3. One of the problems with the EU-ETS is its failure to deliver long-term price signals. It is this that the UK Manifesto on EU-ETS has in mind when calling for greater clarity. It is optimistic to imagine that a reliable, efficient and long-term market will result from a system that relies on 27 democracies to set themselves targets, and to self-administer honestly and carefully a scheme that requires them to inflict pain on their own economies while trusting that their neighbours will be equally rigorous. Is there anything in the history of the EU to suggest that such selflessness will be ubiquitous and sustained? Even if present governments commit to future reductions beyond the usual 5-10-year timescale, how will they bind their successors under democratic systems? If a means could be found to bind them, how will future recidivist governments be prevented from fudging a system that depends on all participants acting in good faith?
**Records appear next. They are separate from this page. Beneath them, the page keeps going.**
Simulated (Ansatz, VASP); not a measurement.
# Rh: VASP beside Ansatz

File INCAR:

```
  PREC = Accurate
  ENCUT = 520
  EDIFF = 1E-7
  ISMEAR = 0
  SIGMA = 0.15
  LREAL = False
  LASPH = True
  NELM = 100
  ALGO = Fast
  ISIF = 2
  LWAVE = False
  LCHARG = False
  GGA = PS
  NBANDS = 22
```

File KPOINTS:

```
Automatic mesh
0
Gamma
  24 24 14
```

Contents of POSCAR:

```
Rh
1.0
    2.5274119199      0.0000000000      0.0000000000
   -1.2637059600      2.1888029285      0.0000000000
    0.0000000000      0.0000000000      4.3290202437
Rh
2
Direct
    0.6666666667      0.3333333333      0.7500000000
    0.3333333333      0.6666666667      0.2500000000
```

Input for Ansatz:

There are, in any case, practical obstacles to fixing a scheme beyond 2012. The EU-ETS is an offshoot of the Kyoto process, and integrates with other Kyoto mechanisms, such as the Common Development Mechanism (CDM) and Joint Implementation (JI). The Kyoto Treaty covers the period to 2012. Beyond that, it is not clear what global mechanisms will be available for the EUETS to link to. As Carbon Emission Reduction (CER) Certificates from CDM/JI represent a safety-valve for the EU-ETS (a way of balancing the carbon books at low cost), the uncertainty about their prospects beyond 2012 will make forecasting the EU-ETS market after that date very difficult, even if market-players are confident about the long-term reliability of the internal European mechanism.
Markets will emerge where rational values can be derived. The absence of long-term prices is a sign that future uncertainty is sufficient to make prediction foolhardy. It is typical hubris of politicians to imagine that they can reduce this uncertainty by declaring their intentions for a time when they will almost certainly not be in power, and for a market over which they have only partial control. It is likely that not even increased federalism would be sufficient to deliver greater certainty, and only a Napoleonic solution would suffice.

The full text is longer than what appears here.